Huawei's carrier, consumer, and enterprise business groups all rose during the year, with the Chinese networking giant only seeing a revenue drop in the Americas region.
Written by Corinne Reichert, Contributor

Huawei has announced a full-year net profit of 47.5 billion yuan for 2017, up 22.7 percent from the 37.1 billion yuan reported a year earlier, attributing the result to its smartphones, enterprise solutions, and the digital transformation across industries.

The Chinese networking giant brought in 603.6 billion yuan ($92.5 billion) revenue during the year, up 15.7 percent from 521.6 billion yuan in 2016.

A breakdown of its revenue saw its carrier business grow by the smallest amount, rising by just 2.5 percent year on year to bring in 297.8 billion yuan.

"Through advancements in technology like 5G, we are helping telecom networks connect more people, more homes, and more organisations. Ultimately, we aim to position telecom networks as the basic infrastructure of the digital world," Huawei rotating CEO Ken Hu said in the results report [PDF], with Huawei unveiling its first 5G customer premises equipment during MWC in February.

During the year, Huawei said it conducted pre-commercial 5G tests with more than 30 carriers in over 10 cities; signed more than 350 network function virtualisation (NFV) and 380 software-defined networking (SDN) contracts; deployed over 30 CloudAIR commercial networks; rolled out more than 500,000 narrowband Internet of Things (NB-IoT) base stations across the globe; worked with 1,000 partners on its "IoT ecosystem"; and shipped over 1 million Boudica NB-IoT chips per month.

As of the end of 2017, Huawei had also deployed more than 120 4.5G networks across the world, including for Deutsche Telekom, China Telecom, LG U+, and EE.

"5G has entered the commercial deployment stage. The Internet of Things (IoT), video, cloud, and other innovative technologies are seeing widespread adoption and reshaping every industry," Huawei added, remaining positive that it will continue seeing growth across the carrier business.

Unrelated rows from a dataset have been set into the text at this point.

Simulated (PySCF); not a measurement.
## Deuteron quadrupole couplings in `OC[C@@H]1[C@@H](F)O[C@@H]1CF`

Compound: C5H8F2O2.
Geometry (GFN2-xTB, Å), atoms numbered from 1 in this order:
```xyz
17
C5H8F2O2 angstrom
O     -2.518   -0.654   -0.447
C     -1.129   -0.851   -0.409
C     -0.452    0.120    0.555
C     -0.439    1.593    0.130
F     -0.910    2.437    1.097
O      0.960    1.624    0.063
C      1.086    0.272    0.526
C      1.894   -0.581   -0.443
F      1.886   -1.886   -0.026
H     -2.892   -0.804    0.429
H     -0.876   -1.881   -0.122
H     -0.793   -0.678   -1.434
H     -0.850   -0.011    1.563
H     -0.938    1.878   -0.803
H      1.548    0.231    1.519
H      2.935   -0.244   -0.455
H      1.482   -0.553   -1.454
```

Huawei's enterprise business, meanwhile, jumped by 35.1 percent year on year, from 40.7 billion yuan to 54.9 billion yuan, with the company saying it will maintain growth by utilising its expertise across cloud, big data, IoT, and artificial intelligence (AI) "to provide customers with open, flexible, and secure ICT infrastructure platforms" that "facilitates digital transformation".

According to Huawei, as of the end of 2017, it has been chosen as the "partner for digital transformation" by 197 of all Fortune 500 companies, as well as serving more than 300 financial institutions across the globe.

Also part of its enterprise business group, Huawei said it had helped over 120 cities in 40 countries and regions to implement smart city projects during the year; provided its safe city solutions to more than 230 cities across 90 countries in Europe, Asia-Pacific, Latin America, and Africa; deployed its smart grid energy solutions in 73 countries and regions; and used its smart traffic solutions across 220,000km of railways and highways.

Its smart education solutions have also been adopted in more than 500,000 primary and secondary schools and 600 universities and scientific research institutes across 70 countries and regions.

"As of the end of 2017, Huawei has signed more than 500 commercial enterprise wireless contracts," the networking giant added.

"Huawei is establishing a partner ecosystem that covers channel partners, solution partners, service partners, talent alliances, and investment and financing partners. At the end of 2017, we had more than 13,000 channel partners, 860 solution partners, and 2,900 service partners working with us around the world to deliver solutions to enterprises."

Lastly, Huawei's consumer business group was up by 31.9 percent from 179.8 billion yuan to 237.2 billion yuan, with the company having shipped approximately 153 million smartphones during the year under its dual Huawei and Honor brand strategy.

"Huawei and Honor smartphones together secured more than 10 percent of the global market share. We are now firmly positioned among the top three phone makers in the world," it said.

"With superior mobile services, our user base continues to expand. As of Q4 2017, Huawei's mobile service users surpassed 340 million, with over 30 million in markets outside of China."

On the consumer front, Huawei Pay is now used across 66 banks, and for public transport in Beijing, Shanghai, Guangzhou, Shenzhen, Suzhou, Wuhan, and Guangxi; and tablet shipments were up by 40 percent "despite an otherwise sluggish market".

Huawei is also working across over 300 products on its HiLink smart home ecosystem, it said, in partnership with 80 brands.

"In 2018, we will continue to innovate in core technologies -- including AI, AR, and VR -- to guide evolution from smart devices to intelligent devices," the company said.

It is also continuing its research and development (R&D) initiatives, with 80,000 Huawei employees or 45 percent of the workforce now working across R&D. During 2017, it spent 89.7 billion yuan -- 14.9 percent of its total yearly revenue -- on R&D, and 394 billion yuan over the last 10 years.

As of the end of December, Huawei held 74,307 patents.

The Chinese market still makes up the most of Huawei's revenue, pulling in 305.1 billion yuan during the year, a rise of 29 percent, thanks to smartphone growth, ongoing 4G network rollouts, and its enterprise solutions.

Huawei made 163.9 billion yuan in revenue from the Europe, Middle East, and Africa region, up 4.7 percent, which it attributed to "the accelerated pace of digital transformation amongst enterprises and a growing share of the smartphone market".

The only region where Huawei made less revenue during 2017 was in the Americas, which was down by 10.9 percent to 39.3 billion yuan due to "fluctuations in telco investment cycles in Latin America".

Asia Pacific made the company 74.4 billion yuan in revenue, growing by 10.3 percent thanks again to enterprise digital transformation and growing smartphone market share.

Huawei Australia CEO George Huang told ZDNet in February that he is looking to push the company locally through 5G and by entering "many industries" including mining, oil, gas, agriculture, and transportation to enable their digital transformation.